The Impact of Pets on Mental Health and Work Productivity
Recent studies show that more than 20% of the United States’ workforce is now working from home, and up to 30% could be working from home, multiple days per year, by the end of 2021. Today, this means that where you used to get a sense of community from going into the office, you now must find over virtual meetings and conference calls.
One way to adjust to this new normal and make your new home office a little less lonely is to share the space with a pet. While you can’t bounce your ideas off of them, there are many benefits to working from home with a pet by your side.
Studies have shown that pets can be used as emotional support to reduce stress, anxiety, and depression. Some of the ways that they do this are by encouraging exercise and easing loneliness. Studies have also shown that people with dogs tend to have lower blood pressure. Having an animal as a loving companion will drop cortisol levels and raise oxytocin and dopamine levels in your brain.
I think it goes without saying that when your mental health in a good place, you will do better at your job. You will be able to be more productive, clear-headed, and focussed when you are in a good headspace. Also, if you choose to bring them to sit in on a virtual zoom meeting, it can help elevate the mood of your team, and bring something to bond over.
Now let’s get into work stress. According to stress.org and Wrike’s, in 2019, 94% of American workers report experiencing stress at their workplace. Around 23% of them described their stress levels as high, while 6% said their levels of stress were unreasonably high.
How can we use these mood-boosting companions to help with this problem?
According to adaa.org, in a recent survey of pet owners, 74% of pet owners reported mental health improvements from pet ownership, and 75% of pet owners reported a friend's or family member's mental health has improved because of the pets in their lives.

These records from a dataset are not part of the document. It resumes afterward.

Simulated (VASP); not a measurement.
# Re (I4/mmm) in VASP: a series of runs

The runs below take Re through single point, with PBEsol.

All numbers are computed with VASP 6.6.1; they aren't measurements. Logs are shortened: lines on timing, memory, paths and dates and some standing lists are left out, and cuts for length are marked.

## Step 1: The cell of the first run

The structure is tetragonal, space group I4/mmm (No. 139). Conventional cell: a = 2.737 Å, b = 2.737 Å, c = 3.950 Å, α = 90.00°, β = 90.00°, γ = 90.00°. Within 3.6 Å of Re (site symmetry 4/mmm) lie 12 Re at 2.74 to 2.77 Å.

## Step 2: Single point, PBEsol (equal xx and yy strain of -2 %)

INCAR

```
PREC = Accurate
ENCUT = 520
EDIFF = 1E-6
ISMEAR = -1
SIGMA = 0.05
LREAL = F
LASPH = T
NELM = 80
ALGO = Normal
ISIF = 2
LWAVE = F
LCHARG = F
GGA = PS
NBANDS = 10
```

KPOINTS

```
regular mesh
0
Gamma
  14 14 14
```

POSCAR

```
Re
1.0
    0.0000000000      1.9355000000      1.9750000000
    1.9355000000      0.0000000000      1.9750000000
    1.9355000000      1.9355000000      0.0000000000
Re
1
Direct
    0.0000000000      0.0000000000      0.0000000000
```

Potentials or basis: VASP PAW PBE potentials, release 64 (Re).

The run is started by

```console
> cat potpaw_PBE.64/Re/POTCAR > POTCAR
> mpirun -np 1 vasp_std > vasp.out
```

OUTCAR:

We all know that work can be stressful, not to mention all of the added stress that’s come with the year 2020. We’re facing extreme isolation, changes in both work life and home life, financial stress, political and societal distress, and the list goes on and on. While it may seem like everything around you is working to force your mental health into a decline, remember to focus your energy on the things that WILL improve your health. And if you don’t have a pet at home to work with, maybe it’s time that you consider getting one. 2020 may just be your year for that.